Fragments on Nietzsche, Democracy, and Ethics

When I begin reading a text, I immerse myself in it. As many of my friends and colleagues know, when I start reading a thinker, too, I like I dive all the way in. I purchase or borrow any and all of their books. I push through as much as I can as carefully as I can so that I might understand the constellation of their work, their themes, their thoughts. I’ve had my love affairs with Ls: Latour, Laplanche, Levinas, Laclau, Lacan. I’ve recently delved into Connolly’s work, reading three of his main pieces. Weber, Simmel, Tarde, Luhmann—the list in social theory goes on.

But I have found that most, if not all, of the thinkers that I read seem to come back to Nietzsche, indebted to him in some way. Their thoughts seem to recall a Nietzchean theme, somewhere lost in time—seemingly adopted in the culture that at once he despised and critiqued. His thought is us. I seem to remember that Freud mentioned, somewhere in a note or some correspondence, that had he continued to read Nietzsche he would have had nothing original to write about.

I feel a certain affinity for the man. He was troubled with sickness most of his life. He felt isolated, alone, terrified of the opposite sex (well, maybe not terrified). But he was also the consummate skeptic—a thinker whose range seemed only to be matched by an unwillingness to settle for fundamentalism. Even his seeming avowed hatred of Christian dogma wasn’t rooted in fundament. It was literary irony. It was his writing, riven with the subtle marks of historical knowledge, that led his philosophized hammer only to play the role of a tuning fork. He saw fundamentalism in both science and religion. He was the first pluralist, even if many see him as anti-democratic. And as Foucault points out in The Order of Things, if Nietzsche is to blame, he killed both God and Man.

I have ruminated over this idea that he is responsible for the demise of both the transcendent God and Man. In their stead he sees the flux, the ever-shifting state of becoming. He sees the immanent as the source of social inspiration. He marks the first thinker of becoming that situates its finer points within a discourse against the grain of 19th century science, against Newtonianism, and against the Enlightenment heirs that still reigned at academic universities throughout Europe (still do, I might add—and here in America). What is there beneath the transcendent moment? Can a democratic politics be merely immanent, contingent, and constituted by rapidly growing differences and identities? How can there be an ethos of respect from such a disarray of innumerable human iterations? That becoming-human, that never fully realized state of subjectivity—that is the terrain on which any Nietzschean should be treading.
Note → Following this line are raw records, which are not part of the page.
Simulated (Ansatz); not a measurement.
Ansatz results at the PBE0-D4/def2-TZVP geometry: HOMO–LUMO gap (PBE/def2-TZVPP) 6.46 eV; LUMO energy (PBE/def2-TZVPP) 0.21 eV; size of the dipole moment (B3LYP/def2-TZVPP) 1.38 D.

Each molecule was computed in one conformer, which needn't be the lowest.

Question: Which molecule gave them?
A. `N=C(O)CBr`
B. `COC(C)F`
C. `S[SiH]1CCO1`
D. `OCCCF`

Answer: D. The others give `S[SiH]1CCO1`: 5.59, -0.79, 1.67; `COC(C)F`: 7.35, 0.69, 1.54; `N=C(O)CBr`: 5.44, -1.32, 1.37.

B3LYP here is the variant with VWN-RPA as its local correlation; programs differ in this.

I feel that democratic projects cannot be theorized unless we plunge back into the depths of Nietzsche’s later writings. And I hope to come back to resituate The Twilight of Idols to rethink how our queer political movements, our leftist and radical democratic projects, might be given new life if only by rethinking and resituating them in certain Nietzschean themes: of contingency, a radical connection to the present and to amor fati, a relational conception of who we are and what are to do, and how a collective politics is not herd politics if it avoids the fundamentalism of proceduralism, consensus, and the divisiveness of normality.